Performance improvement of parallel programs on a broadcast-based distributed shared memory multiprocessor by simulation

https://doi.org/10.1016/j.simpat.2007.11.015Get rights and content

Abstract

Due to advances in fiber optics and VLSI technology, interconnection networks that allow simultaneous broadcasts are becoming feasible. Distributed shared memory (DSM) implementations on such networks promise high performance even for small applications with small granularity. This paper, after summarizing the architecture of one such implementation called the Simultaneous Multiprocessor Optical Exchange Bus (SOME-Bus), presents simple algorithms for improving the performance of parallel programs running on the SOME-Bus multiprocessor implementing cache-coherent DSM. The algorithms are based on run-time data redistribution via dynamic page migration protocol. They use memory access references together with the information of average channel utilization, average channel waiting time, number of messages in the channel queue or short-term average channel waiting time reported by each node and gathered by hardware monitors to make correct decisions related to the placement of shared data. Simulations with four parallel codes on a 64-processor SOME-Bus show that the algorithms yield significant performance improvements such as reduction in the execution times, number of remote memory accesses, average channel waiting times, average network latencies and increase in average channel utilizations.

Introduction

High performance computing is required for many applications, including the modeling of weather patterns, atomic structure of materials and other physical phenomena as well as image processing, simulation of integrated circuits and other applications known as “Grand Challenge” problems. Scalable architectures capable of addressing these application classes are formed by interconnecting large numbers of microprocessor-based processing nodes in order to create distributed memory multiprocessors. The effectiveness of these types of multiprocessor systems is determined by the interconnection network architecture and the programming model supported by the system.
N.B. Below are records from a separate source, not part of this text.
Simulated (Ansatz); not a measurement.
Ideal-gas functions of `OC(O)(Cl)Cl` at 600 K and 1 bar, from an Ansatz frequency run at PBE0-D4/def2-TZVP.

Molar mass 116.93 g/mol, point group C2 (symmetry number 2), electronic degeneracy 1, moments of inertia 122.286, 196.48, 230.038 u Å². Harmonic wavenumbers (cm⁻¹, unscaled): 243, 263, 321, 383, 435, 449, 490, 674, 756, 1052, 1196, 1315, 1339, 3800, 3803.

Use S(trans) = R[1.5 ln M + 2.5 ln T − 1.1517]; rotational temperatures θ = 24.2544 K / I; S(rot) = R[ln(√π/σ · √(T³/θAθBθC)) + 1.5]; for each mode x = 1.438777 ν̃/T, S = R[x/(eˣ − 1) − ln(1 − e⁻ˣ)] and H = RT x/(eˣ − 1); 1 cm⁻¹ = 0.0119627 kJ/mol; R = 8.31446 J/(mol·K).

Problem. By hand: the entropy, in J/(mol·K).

DSM is a common programming model supported by multiprocessor systems, along with message passing and data parallel processing. The programming model is important because it affects the amount of operating system overhead involved in communication operations as well as the level of involvement required by the programmer to specify the processor interaction required by the application. The message passing paradigm requires a higher level of programmer involvement and knowledge of the details of the underlying communication subsystem in order to explicitly direct the interprocessor communication. With the message passing paradigm, the distributed nature of the memory system is fully exposed to the application programmer. The programmer needs to keep in mind where the data are, decide when to communicate with other processes, whom to communicate with, and what to communicate. This makes programming for message passing paradigm hard, especially for large applications with complex data structures [13]. DSM offers the application programmer a model for using shared data that are identical with those used when writing sequential programs, thereby reducing the complexity involved in developing distributed applications [8]. Therefore, many parallel applications are easier to formulate and solve using the shared memory paradigm rather than message passing.

A DSM system can be viewed as a set of nodes or clusters, with local memories, communicating over an interconnection network. On each access to shared space, it must be determined if the requested data are in the local memory, and if not, the data must be copied from remote memory. Actions are also needed when data are written in shared space to preserve the coherence of shared data.

Software-based DSM systems [9], [19], [20] are mostly implemented on top of commercial operating systems running on networks of workstations connected by a switched network. Round trip latencies for small messages tend to be several hundred microseconds mostly due to software delays. Use of large pages as coherence units causes additional network traffic due to false sharing, and as a result, applications exhibiting large granularity show reasonable speed up, while applications with smaller granularity show little improvement. It is therefore important that interconnection networks be designed with high bisection bandwidth and low latency to provide the best possible performance in DSM systems. The addition of full hardware support allows the true benefits of DSM to become a reality. A fully hardware supported DSM requires very little support from the operating system and consequently the latencies experienced are much smaller. This is critical as DSM systems typically have a large percentage of multicast traffic due to invalidation messages in write-invalidate cache coherence protocols and update messages in write-update protocols. The correct organization and design of the interconnection network becomes a critical factor in that case, especially as processors become faster and are replaced by symmetric multiple processors (SMPs).

The effects of interconnection network properties and data consistency protocols have been the focus of extensive research. A DSM multiprocessor based on a two dimensional mesh is examined in [14] using a queuing network model and simulation. For large values of remote memory request probability, it is observed that the interconnection network saturates, and the processor utilization stays below 35%. A study of four architectures with hardware support of shared memory is reported in [6]. Significant latency is found, even under optimistic assumptions, especially in characterizing the cache misses which result in traffic over the interconnection network, as evidenced by the very small network utilization in three architectures. A DSM implementation on a 16-node nCUBE is described in [1]. Experiments with four parallel programs show reduced performance of matrix operations on distributed data requiring a significant amount of data transfer time compared to node intensive computation time. It is observed in [1] that such programs are unsuitable for DSM unless a technique can be found to reduce the communication.

High performance (and high complexity) interconnection networks have also been proposed [2]. The distributed crossbar switch hypermesh is examined in [16], where blocking probabilities and average values of message delays are calculated. Similarly, an optical implementation of hypermeshes using electrical and optical crossbars is examined in [21]. Although multiple wavelengths are used, multiple senders may use the same wavelength, requiring contention resolution.

An interconnection network which can offer an alternative to current networks relies on one to all broadcast, where each processor can directly communicate with any other processor. The most useful properties of such a network are high bandwidth (scaling directly with the number of processors), low latency and no arbitration delay. One implementation is the SOME-Bus [10] which can be constructed using optoelectronic devices relying on sources, modulators, and array of detectors, all being coupled to local commercial off-the-shelf electronic processors.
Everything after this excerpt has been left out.